I know you’re expecting to read about how clients asking you to throw features in devalues your work.
It shows you that they don’t value you and it’s a red flag about working with them, because there is always going to be one more thing that should get ‘thrown in’.
You expect me to tell you that you should stand firm and offer to remove features to add these ones in.
While I don’t disagree with any of those things, you need to step back and think about what it means when a client asks you to throw something in.
It’s about client education
Some clients out there work in industries where they do throw in little things regularly.
They also account for that in their pricing all around. So that little thing that was thrown in actually raises the cost of all the rest of the items on the bill.
Usually they don’t have experience in the web industry and they expect it to work the same.
It doesn’t and we don’t throw things in, especially for first time clients.
You don’t know if they’re ‘awesome’ clients yet.
A music venue
I have worked on the site for a music venue in the US for years. I think they were my first ‘big’ client and they continue to bring in around 10% of my income each year.
They are easy to work with and understand technical issues as they arise.
A while ago they had to let a staff member go and needed to change all the passwords on everything that the staff member had access to.
On Saturday, when I usually would be charging weekend/rush rates.
Because I’ve worked with them for years I stopped everything I was doing and helped them and I didn’t charge rush rates.
I did charge my normal rates, but not rush and they were happy for my help.
They have never expected things ‘thrown’ in, so I really don’t mind going the extra mile for them which is essentially what throwing things in is.
It’s about client value
When a client asks you to throw something in, it reveals how much they value the feature.
It tells you they don’t value the feature at all.
They don’t know how it’s going to make them more money or save them time.
It’s not something that external or internal people have been asking for and is a major pain point.
It’s just a way for them to feel like they got some ‘extra’ out of you.

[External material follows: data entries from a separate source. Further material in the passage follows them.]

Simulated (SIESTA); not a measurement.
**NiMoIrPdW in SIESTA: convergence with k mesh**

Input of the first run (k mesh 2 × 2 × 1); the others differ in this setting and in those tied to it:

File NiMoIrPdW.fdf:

If it was really something that they valued they wouldn’t ask for it to be thrown in because it’s small. They’d ask if it was included in scope and if not, what would it cost to get it done.
It would be important enough to make sure it was in, even if it cost money.
That feature they want, doesn’t even matter to them outside of a moral victory. It’s entirely useless and a waste of everyone’s time all around.
I don’t throw things in for all the reasons you expected at the top.
More importantly, because my client doesn’t even value it and I do things of value.